Instruction register (`IR.vhd`)

The instruction register is a minimal latch: on a rising clock edge, if LD is high, it captures the current bus value into an internal signal and exposes it as ROUT. There is no decode logic here by design; the controller consumes the raw 7-bit instruction word. This separation keeps “instruction storage” distinct from “instruction interpretation,” which is useful when iterating on encodings during co-design.

Combinational multiplexers (`MUX2x1.vhd`, `MUX4x1.vhd`)

I used two mux types:

A 2-to-1 mux selects the shared-bus source. In the current design, S=0 selects ROM data and S=1 selects the ALU result. This switch is effectively the “read vs compute” gate for the entire machine.
A 4-to-1 mux selects ALU operands from the four register outputs. The selector is two bits wide, built by concatenating the select lines inside the mux and mapping "00", "01", "10", "11" to R0, R1, R2, R3.

Both muxes are purely combinational. That means the timing contract is simple: control signals must be stable in time for the selected value to propagate to the bus (or ALU inputs) before the next rising edge, where it can be latched by the destination element.

ALU behavior and truncation (`ALU.vhd`)

The ALU accepts two 7-bit operands and a 2-bit CMD:

"00" performs unsigned addition.
"01" performs unsigned subtraction.
"10" performs multiplication via a shift-and-add loop.

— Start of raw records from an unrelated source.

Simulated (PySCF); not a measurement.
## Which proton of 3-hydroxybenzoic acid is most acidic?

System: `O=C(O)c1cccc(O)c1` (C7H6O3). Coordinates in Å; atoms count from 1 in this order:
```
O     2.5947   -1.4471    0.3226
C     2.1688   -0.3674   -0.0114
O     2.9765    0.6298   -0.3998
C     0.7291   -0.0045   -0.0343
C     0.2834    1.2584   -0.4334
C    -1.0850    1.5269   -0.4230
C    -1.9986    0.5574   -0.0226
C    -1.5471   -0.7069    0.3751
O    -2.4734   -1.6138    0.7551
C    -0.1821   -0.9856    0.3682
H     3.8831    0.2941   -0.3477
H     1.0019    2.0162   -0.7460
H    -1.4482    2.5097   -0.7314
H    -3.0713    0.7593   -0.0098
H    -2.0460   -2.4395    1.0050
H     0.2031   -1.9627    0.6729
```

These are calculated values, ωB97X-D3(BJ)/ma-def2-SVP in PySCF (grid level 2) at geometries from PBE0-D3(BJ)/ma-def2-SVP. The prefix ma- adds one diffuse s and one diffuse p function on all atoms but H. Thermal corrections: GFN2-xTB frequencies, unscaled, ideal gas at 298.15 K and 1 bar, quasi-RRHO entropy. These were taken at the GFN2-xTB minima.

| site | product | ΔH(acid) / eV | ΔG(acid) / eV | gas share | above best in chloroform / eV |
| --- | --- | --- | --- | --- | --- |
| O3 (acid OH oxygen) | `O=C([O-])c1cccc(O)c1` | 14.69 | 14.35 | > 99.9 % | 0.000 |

Internally, both inputs are resized to 14 bits to allow intermediate growth during addition/subtraction/multiplication, and the multiplication iterates over the bits of IN1: for each set bit IN1(i), the ALU adds IN2 shifted left by i into an accumulator. This is a direct, minimal-hardware way to express multiplication in behavioral VHDL.

The key architectural contract is at the output: the ALU always returns only the lower 7 bits of the 14-bit intermediate result. In other words, arithmetic is effectively performed modulo (2^7) at the architectural boundary. That choice is consistent with the project’s 7-bit scope, but it also means overflow is handled by truncation rather than saturation or flagging.

Figure 2 — Conceptual shift-and-add multiplication accumulates (IN2 << i) for each set bit IN1[i] into a 14-bit sum, then returns only the lower 7 bits as ALURes[6:0].

ROM and “program as VHDL” workflow (`Memory.vhd`)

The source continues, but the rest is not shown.